-
Notifications
You must be signed in to change notification settings - Fork 0
Description
ApiDOM Memory Footprint Analysis
Test Subject
- File: GitHub REST API OpenAPI description (
api.github.com.2022-11-28.deref.json) - Format: OpenAPI 3.1.0, fully dereferenced
- Size: 73.4 MB (JSON), 54.2 MB (YAML equivalent)
- Node.js: v24.10.0, V8
Pipeline Overview
JSON path (strict mode)
JSON string → JSON.parse (POJO) → baseRefract (Generic ApiDOM) → refractOpenApi3_1 (Semantic ApiDOM)
YAML path (tree-sitter)
YAML string → tree-sitter CST → CSTTransformer → YAML AST → YAMLASTTransformer → Generic ApiDOM → refractOpenApi3_1 (Semantic ApiDOM)
CSTTransformer and YAMLASTTransformer run serially — each stage is consumed before the next produces output. CST and YAML AST do not accumulate in memory simultaneously.
Measurement Results
JSON Pipeline (73.4 MB file)
| Stage | Incremental Cost | Cumulative Heap | Multiplier vs String |
|---|---|---|---|
| Raw string | +147 MB | 147 MB | 2.0x |
| JSON.parse (POJO) | +52 MB | 199 MB | 2.7x |
| baseRefract (generic ApiDOM) | +408 MB | 607 MB | 8.3x |
| refractOpenApi3_1 (semantic ApiDOM) | +2,064 MB | 2,671 MB | 36.4x |
Note: the semantic refraction delta (+2,064 MB) includes an internal baseRefract call (~408 MB for a second generic tree) plus the semantic tree construction.

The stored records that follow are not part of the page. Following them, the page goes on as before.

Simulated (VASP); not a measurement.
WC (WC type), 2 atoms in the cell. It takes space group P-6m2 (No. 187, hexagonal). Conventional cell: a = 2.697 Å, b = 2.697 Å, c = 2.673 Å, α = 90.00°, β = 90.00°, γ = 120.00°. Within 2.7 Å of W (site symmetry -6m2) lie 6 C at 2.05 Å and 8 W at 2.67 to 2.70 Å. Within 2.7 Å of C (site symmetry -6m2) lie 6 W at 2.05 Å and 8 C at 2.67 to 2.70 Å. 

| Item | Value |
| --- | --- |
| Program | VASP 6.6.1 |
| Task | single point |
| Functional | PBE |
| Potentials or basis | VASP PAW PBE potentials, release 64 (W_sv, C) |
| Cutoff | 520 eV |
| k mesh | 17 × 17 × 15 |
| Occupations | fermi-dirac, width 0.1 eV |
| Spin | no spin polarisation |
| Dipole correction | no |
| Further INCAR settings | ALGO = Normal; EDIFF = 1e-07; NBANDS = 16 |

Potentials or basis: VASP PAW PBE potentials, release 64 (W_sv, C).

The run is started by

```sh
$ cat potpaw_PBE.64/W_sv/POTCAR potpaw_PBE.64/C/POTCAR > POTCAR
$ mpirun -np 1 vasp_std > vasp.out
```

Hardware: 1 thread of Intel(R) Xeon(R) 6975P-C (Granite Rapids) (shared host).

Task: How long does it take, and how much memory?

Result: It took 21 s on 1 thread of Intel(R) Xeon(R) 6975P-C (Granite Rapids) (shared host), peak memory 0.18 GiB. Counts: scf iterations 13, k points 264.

Realistic single-call to refractOpenApi3_1: ~2,278 MB total, ~31x the string.
YAML Pipeline (0.73 MB file, 30 paths subset)
| Stage | No Source Maps | With Source Maps |
|---|---|---|
| CST (tree-sitter) | ~0 MB | ~0 MB |
| Generic ApiDOM | +6.5 MB | +6.2 MB |
| Semantic ApiDOM | +21.0 MB | +20.4 MB |
| Total | 27.2 MB (37x) | 26.6 MB (36x) |
tree-sitter-yaml limitation: max 32,768 lines per file (see tree-sitter-yaml#35).
Key Observations
- CST cost is negligible — tree-sitter allocates in native/WASM memory, not on the V8 heap.
- Source maps add almost nothing — the 6 number fields (
startLinethroughendOffset) per element are cheap. - Semantic refraction dominates — ~20-21 MB for the same data regardless of JSON or YAML origin.
- Multiplier vs string differs by format — YAML shows ~37x, JSON shows ~59x for the same data, because YAML strings are larger (more whitespace) for identical content.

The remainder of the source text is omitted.